Hedy Wachenheimer cycled down Adolf-Hitler-Strasse on her way to school. It was a bitterly cold morning. The whitewashed two-story brick houses on either side of the road were shrouded in predawn gloom. Dim lights flickered behind the still drawn shutters.

When Hedy reached the edge of the village, near the sign reading JEWS ARE UNWANTED HERE, she dismounted. There was a steep incline ahead. Lacking the strength to pedal uphill, she pushed the bike into the open countryside.

The sun soon began to rise. Often at this time of year, in the late fall, a thick mist settled over the fields and vineyards of the upper Rhine valley, making it difficult to see more than a few feet ahead. But today the frosted meadows and trees sparkled in the early morning light. The road was slick from the fallen leaves of the aspens and birches that mingled with the firs and pines of the forest.

Shivering in the frigid air, Hedy thought about the strange behavior of her parents the previous evening. They seemed unusually nervous and preoccupied. Her father had told her to hide inside the wardrobe if woken by “loud noises” during the night. Her parents refused to explain the reason for their concern. This was unlike them. An only child, Hedy was accustomed to sharing their joys and sorrows.

The talk of trouble seemed connected somehow to a report, on the radio, that a German diplomat in Paris had been murdered by a crazed Jewish refugee. Why that had anything to do with the Wachenheimer family, living hundreds of miles away in Kippenheim, an obscure vil­lage in the Baden region of southwest Germany, the fourteen-year-old did not understand. In the end, Hedy and her parents had slept undisturbed.

It took Hedy roughly forty minutes to make the three-mile trek to school, half walking, half pedaling. With just eighteen hundred inhab­itants, Kippenheim was not big enough to have its own high school, so Hedy was obliged to commute to nearby Ettenheim. The wind­ing country road took her through the foothills of the Black Forest, beloved by generations of Germans for its picture-perfect villages, hiking trails, and gorgeous scenery. To her right was a castle, atop a hill, with a commanding view of the Rhine River. The mountains of eastern France formed a dark bluish blur in the distance, on the other side of the wide river plain.

Back in the seventeenth century, when Jews first settled in the area, the Mahlberg Schloss had been part of the defenses of the Holy Roman Empire. It had been built by the rulers of Baden, known by their aristo­cratic title of “margrave.” The margraves had relied on Jewish bankers and wealthy businessmen to provision their armies. These “court Jews” relied in turn on a network of rural Jewish traders willing to do busi­ness on more favorable terms than Christian merchants in big towns like Freiburg that were off-limits to Jews. Protected by the margraves, Jews had been living in the strategically important border region ever since.

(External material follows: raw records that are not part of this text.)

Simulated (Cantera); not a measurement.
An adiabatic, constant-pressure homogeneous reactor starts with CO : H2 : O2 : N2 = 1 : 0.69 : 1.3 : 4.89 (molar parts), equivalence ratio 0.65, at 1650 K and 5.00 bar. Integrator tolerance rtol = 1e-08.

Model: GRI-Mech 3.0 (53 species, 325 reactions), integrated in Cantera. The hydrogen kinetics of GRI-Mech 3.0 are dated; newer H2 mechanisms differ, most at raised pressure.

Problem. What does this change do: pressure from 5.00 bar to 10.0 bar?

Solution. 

Hidden in the hills on the opposite side of the road from the castle was the Jewish cemetery at Schmieheim, where three generations of Wachenheimers lay buried. It was a heritage that meant little to Hedy, who did not even know she was Jewish until the age of six, when her elementary school teacher insisted she attend Torah class. The strong-willed Hedy told the teacher she did not want to be Jew­ish. If she was required to have a religion, she preferred to be Catholic or Lutheran, like the other children. The teacher made it clear she had no say in the matter. Her parents, aunts, uncles, cousins, and all the distant Wachenheimer relatives were Jewish. That meant she was Jewish as well.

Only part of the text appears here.